Compression happens at various stages in the mix and master. In this case, it's the mastering stage we have to worry about.
There's a lot of compression involved in vinyl. But it tends to be more band-limited, since vinyl is lousy at reproducing high and low frequencies. And it's not really in service of loudness, it mostly rolling off of some frequencies, stereo width, etc so the lathe and the needle will track. Vinyl actually has a *lower* available dynamic range than CD, in practical terms, because of the limitations of a needle. (play back with a scanning tunnelling microsocope, though, and WOW fidelity!

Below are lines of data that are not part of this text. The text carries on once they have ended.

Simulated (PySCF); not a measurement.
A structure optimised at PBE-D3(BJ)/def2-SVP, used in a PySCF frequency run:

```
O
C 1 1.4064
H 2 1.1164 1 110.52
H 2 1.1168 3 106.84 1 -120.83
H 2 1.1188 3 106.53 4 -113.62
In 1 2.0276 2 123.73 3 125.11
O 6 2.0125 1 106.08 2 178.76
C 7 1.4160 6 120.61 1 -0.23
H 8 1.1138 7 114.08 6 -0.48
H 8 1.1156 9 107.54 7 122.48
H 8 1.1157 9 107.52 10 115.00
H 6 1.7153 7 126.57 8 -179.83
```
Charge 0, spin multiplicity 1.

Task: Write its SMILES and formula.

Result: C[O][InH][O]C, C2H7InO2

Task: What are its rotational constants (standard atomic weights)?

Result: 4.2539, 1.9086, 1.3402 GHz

Because CD/Digital can handle much louder singals, a master for digital can run a lot hotter, and with a lot more high and low frequency information. What some people call "digital harshness" may just in fact be "those frequencies over about 15khz we had to roll off for the vinyl." Now of course, this can be entirely abused, and starting around the 80's, record execs started pushing mastering engineers to make it louder, and make it stand out more - so we'd get things like high-loudness heavily-limited tracks with a lot of high-end harmonic exciting done to it, so a track would sound bright and loud compared to its neighbors on the radio.
It was an arms race, but it wasn't a requirement of the digital medium, just a requirement of the people running the industry (and let me just say, mastering engineers aren't fond of it either...they like undamaged hearing...but we've all got bills to pay).